OT, but I was really looking forward to a Heat/Thunder rematch in the finals. With Westbrook out for the playoffs, that looks a little unlikely.
Not sure if anybody mentioned it but the possum died yesterday.
@Urbanitus Saw your comments from below - that certain cretin to whom you responded honestly thinks he has the better of us. 'Been at it well before the election; you'd have thought he would've taken his whipping, but no. His buddies have virtually left him on this forum (fellow troll K Groenhagen is nothing but a racist bully). He is in no mood to actually debate about issues so all this guy does is throw crap on the wall to see what sticks in hopes that you will a) respond to his insanity and b) give him the opportunity to become a legend in his own mind. This troll will never, ever admit defeat or when he's wrong so collectively we've decided to just ignore him, no matter how outrageous his posts and/or accusations get.
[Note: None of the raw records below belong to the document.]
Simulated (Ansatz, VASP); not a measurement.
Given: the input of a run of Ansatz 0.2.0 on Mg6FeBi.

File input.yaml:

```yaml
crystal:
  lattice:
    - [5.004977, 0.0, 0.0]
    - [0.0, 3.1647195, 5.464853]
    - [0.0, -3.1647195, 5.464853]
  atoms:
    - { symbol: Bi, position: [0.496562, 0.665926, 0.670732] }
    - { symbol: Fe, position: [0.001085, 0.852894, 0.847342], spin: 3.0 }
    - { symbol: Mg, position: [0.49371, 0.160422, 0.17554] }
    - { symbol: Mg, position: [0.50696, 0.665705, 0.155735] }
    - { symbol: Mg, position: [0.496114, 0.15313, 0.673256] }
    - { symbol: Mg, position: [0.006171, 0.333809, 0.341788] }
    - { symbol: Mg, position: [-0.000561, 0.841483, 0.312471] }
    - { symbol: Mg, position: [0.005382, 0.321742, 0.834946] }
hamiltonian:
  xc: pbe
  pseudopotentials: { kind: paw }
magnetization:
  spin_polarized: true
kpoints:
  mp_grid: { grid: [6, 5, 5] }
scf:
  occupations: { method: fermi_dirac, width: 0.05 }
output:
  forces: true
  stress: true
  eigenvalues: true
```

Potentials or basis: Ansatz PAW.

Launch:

Now you're up to speed. So when you hear us say "the first rule of Troll Club..." you'll understand.
Karen Tumulty wrote a column with picture describing the swag bag from TIME / People for the WH correspondents dinner.
On Golden Sludge Pond:
Speaking of Dinosaurs I think its high time that the GOP ditch the elephant as their mascot and adopt the dinosaur. It is so much more of an apt symbol for the state of the party and their relevance to the average American.
San Antonio will likely go.Paint drying. Waiting @ the DMV. Snail racing. C-Span. Just four things more exciting than the Spurs.
@La_Randy Thinking there will be a movie based on him and Tammy Wynette's tragicomic marriage. Then again, I keep thinking about writing a screenplay on the tragicomic mashup of Randy "Macho Man" Savage and Miss Elizabeth.
I'm sorry to hear that. I grew up (having to) listen to country music. I'm familiar with his early stuff. How much did I like country music? I wouldn't listen to the Eagles until Hotel California because they reminded me too much of country music.
Ivy_B, you might get a chuckle out of this. My wife got a call out of the blue last fall from an old boyfriend. He lives a couple of hundred miles away from here but travels to Pittsburgh every couple of months for business. They talk on the phone a couple of times a month for an hour or so. He's happily married and I have no problem with them talking and even suggested that she invite him to stop in when he's around. His wife doesn't have a problem with it either.They've e-mailed each other photos of their families. My wife has told him all about me and he's told my wife all about his.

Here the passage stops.